/reddit-analyzed

Finding similar subreddits using MinHash and SimRank algorithms

Primary LanguagePython

Reddit Analyzed

Find similar subreddits using MinHash and SimRank algorithms.

Done as term project for CS425 Web-Scale Data course.

Results

I implemented a graph visualization tool for results, using Cytoscape.js library.

You can check it out here.


Some examples:

Similar subreddits to Python Similar subs to r/Python


Similar subreddits to DotA2 Similar subs to r/DotA2


Similar subreddits to canada Similar subs to r/canada


Similar subreddits to soccer Similar subs to r/soccer


Algorithms Used

MinHash

I used MinHash algorithm to find number of common users of each subreddit.

Jaccard Similarity can be calculated using MinHash and it gives accurate and fast results. Number of common users can be calculated using Jaccard Similarity and number of users of each subreddit.

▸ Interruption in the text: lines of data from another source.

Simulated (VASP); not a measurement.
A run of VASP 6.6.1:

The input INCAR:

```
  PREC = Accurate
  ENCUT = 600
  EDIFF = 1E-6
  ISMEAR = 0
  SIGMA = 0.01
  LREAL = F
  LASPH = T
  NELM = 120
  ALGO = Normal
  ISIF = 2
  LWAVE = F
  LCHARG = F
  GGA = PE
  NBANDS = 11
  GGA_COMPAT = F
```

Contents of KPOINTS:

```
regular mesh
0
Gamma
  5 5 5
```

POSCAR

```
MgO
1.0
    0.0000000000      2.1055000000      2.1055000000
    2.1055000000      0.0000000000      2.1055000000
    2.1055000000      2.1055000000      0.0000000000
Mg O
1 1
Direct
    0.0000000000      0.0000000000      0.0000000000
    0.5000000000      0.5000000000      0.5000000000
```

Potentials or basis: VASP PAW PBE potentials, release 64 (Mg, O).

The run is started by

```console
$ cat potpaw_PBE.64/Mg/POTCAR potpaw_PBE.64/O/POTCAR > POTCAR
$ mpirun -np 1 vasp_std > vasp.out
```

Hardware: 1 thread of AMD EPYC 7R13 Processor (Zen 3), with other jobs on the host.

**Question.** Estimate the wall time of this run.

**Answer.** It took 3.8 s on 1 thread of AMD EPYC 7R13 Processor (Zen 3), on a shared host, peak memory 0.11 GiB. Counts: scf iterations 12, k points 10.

This was needed to preprocess user information which was the bottleneck of SimRank algorithm (~3M users) and ran SimRank on subreddits only.

SimRank

SimRank algorithm is an extension of PageRank algorithm to find similarity in a graph.

Random walk with restarts approach gives pretty accurate similarity results.

After processing the dataset using MinHash, I ran SimRank on a graph where nodes represent subreddits and weighted edges represent number of common users if exists, like below.

Sample graph

Collecting Data

Ran crawler.py on Heroku for 3 weeks and written the data in an Amazon RDS database.

Dataset contains,

  • 8300 different subreddits
  • 3 million unique active users
  • 10 million comments

Used PRAW library, a Python Reddit API wrapper.